Risk-avoiders are actually increasing the risk

As even Morgan Stanley’s share price drops 50% this year, Franco-Belgian lender Dexia enters emergency talks on possible break-up (and Greece’s failure to meet 2011 budget targets will be turned into new 2012 targets), pressure mounts for UBS to be broken up while RBS, Bank of America and Merrill Lynch also struggle, investors look around for the new ‘safe’.

But the routes they are following to achieve this are just more of the same, and therefore are not reducing their risk but increasing it.

“Investors are funnelling more assets into hedge funds that protect them against extreme events” this article reports.

In a very uncertain world, the idea is effectively to take out ‘insurance’ against unlikely but severe events.

The problem is two-fold.

First, hedge funds are highly leveraged, highly ‘uncertain’ instruments, and so what appears like safety is actually introducing more volatility into the system.

And second, if one of these uncertain events happens, the hedge contract will kick in. The entity who bought the hedge will ask for compensation to pay for the “extremely unlikely but severe event”, and the entity that sold the hedge will now come under even greater stress as it tries to settle the deal.

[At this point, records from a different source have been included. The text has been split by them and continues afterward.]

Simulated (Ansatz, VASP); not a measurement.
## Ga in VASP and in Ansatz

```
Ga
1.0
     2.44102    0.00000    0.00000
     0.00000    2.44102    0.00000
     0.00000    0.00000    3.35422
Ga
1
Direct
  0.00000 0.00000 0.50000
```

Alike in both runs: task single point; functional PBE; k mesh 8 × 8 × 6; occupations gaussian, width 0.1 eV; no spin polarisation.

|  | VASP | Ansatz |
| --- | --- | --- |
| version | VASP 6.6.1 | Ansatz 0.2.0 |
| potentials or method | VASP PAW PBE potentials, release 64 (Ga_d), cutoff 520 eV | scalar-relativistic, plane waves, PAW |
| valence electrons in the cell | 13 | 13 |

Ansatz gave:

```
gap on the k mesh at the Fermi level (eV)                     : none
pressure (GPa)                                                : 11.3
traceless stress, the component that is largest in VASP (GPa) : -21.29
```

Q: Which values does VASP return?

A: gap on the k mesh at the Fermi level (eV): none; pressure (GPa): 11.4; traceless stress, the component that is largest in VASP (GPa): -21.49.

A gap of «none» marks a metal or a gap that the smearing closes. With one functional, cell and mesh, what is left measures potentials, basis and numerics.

With banks in the precarious state they are in, it might only take one “extremely unlikely but severe event” to place the system — the straw that broke the camel’s back.

Considering the system as a whole, this step increases the net volatility, and therefore increases the risk of the system. And therefore it increases the risk to the individual taking out the hedge.

A Mexican stand-off does not become any safer if one party points a larger gun at the other party’s head.